Popovers are one of my favorite things to make – and eat. The only problem is that, right now, I’m usually cooking for one. And it’s just not safe to leave me alone with warm popovers. Indeed, the last time that happened, I wolfed down five vanilla eggnog popovers before noon. I think I was able to save one for Caitlin, but I may be wrong.
This past Friday, I attended a pot-luck “dinner.” Only instead of the usual dinner items, everyone was charged with bringing a brunch item. There were donuts, scrambled eggs, french toast, more french toast, smoked salmon, bagels, and the like.
My contribution, naturally, was popovers. Herb and cheese popovers to be exact. I had been meaning to try another version of popovers for quite some time, and I had seen a few passing references to herb and cheese popovers here and there on the web. I settled on thyme, parsley, and parmesan, and couldn’t have been happier with the finished product. That is, of the twelve popovers I made, one (or maybe two, I forget) may have required pre-potluck sampling.

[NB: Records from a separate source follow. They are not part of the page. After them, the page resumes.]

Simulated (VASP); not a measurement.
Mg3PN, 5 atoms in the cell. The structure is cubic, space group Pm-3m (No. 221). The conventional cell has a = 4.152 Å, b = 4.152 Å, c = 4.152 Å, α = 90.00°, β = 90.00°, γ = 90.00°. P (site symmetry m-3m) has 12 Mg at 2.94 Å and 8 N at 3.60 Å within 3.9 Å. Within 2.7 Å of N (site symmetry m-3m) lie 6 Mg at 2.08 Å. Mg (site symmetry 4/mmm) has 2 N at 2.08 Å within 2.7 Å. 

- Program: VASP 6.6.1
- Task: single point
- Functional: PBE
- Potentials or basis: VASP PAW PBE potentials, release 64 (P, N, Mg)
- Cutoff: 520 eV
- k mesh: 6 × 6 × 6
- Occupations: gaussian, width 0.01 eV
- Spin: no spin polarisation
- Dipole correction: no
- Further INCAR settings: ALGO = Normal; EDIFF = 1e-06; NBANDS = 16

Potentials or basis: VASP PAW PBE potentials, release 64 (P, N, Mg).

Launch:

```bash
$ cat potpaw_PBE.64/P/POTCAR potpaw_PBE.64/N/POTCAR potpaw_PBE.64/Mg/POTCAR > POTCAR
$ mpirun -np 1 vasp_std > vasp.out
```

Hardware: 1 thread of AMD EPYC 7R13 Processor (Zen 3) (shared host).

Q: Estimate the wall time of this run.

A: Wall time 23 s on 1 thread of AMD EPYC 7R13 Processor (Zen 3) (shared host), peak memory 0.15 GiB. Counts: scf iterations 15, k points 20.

*As I’ve noted, popovers have a reputation for being hard to make and even harder to remove. I continue to believe that this reputation is undeserved. If you avoid the higher temperatures (as called for in the more famous Neiman-Marcus recipe) and generously grease the tins, you should have no problem enjoying these airy and delicious popovers.
Herb and cheese Popovers
Recipe adapted from Recipes and Reminiscences of New Orleans.
PREP TIME: 15 minutes
COOK TIME: 40 to 50 minutes
YIELD: 6 popovers
WHAT TO GRAB:
3 eggs, at room temperature
1 1/4 cups low-fat milk, at room temperature
1 1/4 cups all-purpose flour, sifted
1/2 teaspoon salt
2 tablespoons melted butter
1/4 cup shredded cheese (I used parmesan)
2 tablespoons parsley, finely chopped
1 teaspoon fresh thyme
HOW YOU DO IT:
1. Preheat the oven to 375 degrees. Generously butter a popover tin.
2. In a medium mixing bowl, lightly beat the eggs. Whisk in 1/3 of the milk. Whisk in the flour, salt, and sugar. Finally, whisk in the remaining milk and the melted butter, followed by the cheese, thyme, and parsley. Whisk only until free of lumps.
3. Pour the batter into the buttered tins, just until each tin is a little over half-full. After 35 minutes of baking, prick each popover, four times, with a toothpick, to allow the steam to escape. (This helps prevent exploding popovers). Continuing baking for another 5 to 10 minutes, or just until the popovers are golden brown.
4. Serve immediately, with butter or jam!